"Keep It Simple, Stupid" – David Braben on Added Value Services
As you may already know, David Braben has recently started writing a regular monthly column for Develop Magazine where he delves deep into "technology, design, and the murky ground where they cross-over" within the games industry. You can read the first article on the Frontier website, titled "What's the Story" by visiting this link. Now, we've got the second article in the series, titled "Keep It Simple, Stupid" for you to read in full below.

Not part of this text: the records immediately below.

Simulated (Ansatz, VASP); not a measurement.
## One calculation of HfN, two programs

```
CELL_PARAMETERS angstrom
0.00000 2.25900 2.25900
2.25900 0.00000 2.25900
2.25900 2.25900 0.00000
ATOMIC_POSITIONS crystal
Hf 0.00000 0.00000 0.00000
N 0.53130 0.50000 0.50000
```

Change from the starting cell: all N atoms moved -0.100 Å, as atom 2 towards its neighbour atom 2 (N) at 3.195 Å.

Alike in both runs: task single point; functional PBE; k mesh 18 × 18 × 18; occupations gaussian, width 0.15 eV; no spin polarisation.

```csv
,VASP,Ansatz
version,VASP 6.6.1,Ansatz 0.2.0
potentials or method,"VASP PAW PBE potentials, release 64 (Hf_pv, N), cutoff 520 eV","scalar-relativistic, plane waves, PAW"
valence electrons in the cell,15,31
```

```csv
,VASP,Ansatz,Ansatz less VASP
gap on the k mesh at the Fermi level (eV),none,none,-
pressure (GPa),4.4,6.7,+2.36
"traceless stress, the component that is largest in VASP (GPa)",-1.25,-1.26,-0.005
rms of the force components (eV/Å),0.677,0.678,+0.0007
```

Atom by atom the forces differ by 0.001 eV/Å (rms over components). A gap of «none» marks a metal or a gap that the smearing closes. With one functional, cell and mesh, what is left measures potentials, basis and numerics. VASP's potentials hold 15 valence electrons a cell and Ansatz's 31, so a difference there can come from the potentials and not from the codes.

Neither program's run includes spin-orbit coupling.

Let us know your thoughts in the Frontier forums, we'd be delighted to hear them.
"Keep It Simple, Stupid"
We are very lucky to work in such a new industry; one of the few where there is a great deal of positive discussion and exchange between us, when we are, let’s be honest, competitors. This is not the case in say, the film business. Nevertheless, you go into a retailer, and you see ranks of DVDs and BluRays in identically sized packaging, where the consumer knows exactly what to do with each one – just stick it in the player. OK, there are slight menu variations, and different numbers of irritating disclaimer screens on the discs, but essentially the process is the same. Until this year, that was substantially true of games, at least console games.
This year, we have seen the first glimmers of what may be a new trend in our industry – services that give “added value” on a per publisher basis, where the first user of a game gets some extra functionality or a ‘free’ membership via a long one-time alphanumeric code that has to be entered using the controller. I’ve seen half a dozen such console games already, and each does it in a different way.
This fragmentation and complexity is unlikely to be helpful to the industry as a whole, especially if it migrates into a requirement rather than an added extra – i.e. online account-based game verification via a long alphanumeric code. Some services will require a network to validate on first purchase/installation, others may require the network always-on. This complexity will simply be used as an excuse to justify piracy, and will be a bar to the broad experience-seeking audience – in fact to all but ‘core’ gamers – if you have to go through a different, lengthy and complex installation process each time, involving 25 digit codes, creation of an ‘account’ and password, and ‘”faffage”.
We are, apparently, trying to reach out to that same broad audience that Nintendo reached so well with Wii, with great new technology like Microsoft’s Natal and Sony’s Wand. It is as if we, collectively, are not thinking about all this as a whole. We have a gun, and we are pointing it at our own feet!
The alternative is a cross market or at least platform-based solution to registration. The best solution, unique discs, are currently blocked by retailers, as they understandably fear losing their ‘free ride’ of selling used games as new, so they need to be considered as part of the equation. At the very least, if we were to bring in serialised discs, this can be used to attach a disc to your account automatically, obviating the annoying codes that I have already mentioned to get ‘free stuff’. It can also be used as a block to piracy down the line – which is already an issue on some platforms, but let’s get the process in place now.
We have already seen the damage fragmentation has caused on the PC. Even for people like me in the industry with a good familiarity of the issues involved, the process of PC installation is hateful, knowing full well a game may need new drivers etc., which in turn breaks something else – and if you want to use a laptop, forget it! Steam is a good solution to a part of the problem – but only because it is a one-stop shop. If there were five or ten different such services, would you bother?
So to sum up, let’s move to serialised discs now, as an industry. We should all agree that it will not be used to prevent pre-owned at the current price point, but to give added value functionality to the first purchasers. This also opens the door to ‘for rental’ discs – something I have banged on about for ages – at a significantly higher retail price, as with film. It also creates the opportunity to bring in, at a later date, a ‘not for resale’ version of the game, that does use the code to prevent pre-owned at a lower price point, but still on disc – especially helpful for those people who cannot buy games on line, as they do not have a fast network connection.
Gamers may read this and think that ‘pre-owned’ discs are a good thing for them. They are not. Without pre-owned, retail prices can come down, and you get to keep the disc. Also, the ‘long tail’ of sales of older games will then benefit their creators, rather than the same discs going around, where revenue only goes to the retailer. This is a powerful sales incentive for good, original games, which are otherwise harder to justify making, financially.
If the film industry can cooperate, then so can we. What do you think would be the consumers’ response if you had to enter a 25 digit code as part of a time-consuming ‘registration’ process whenever you bought a film?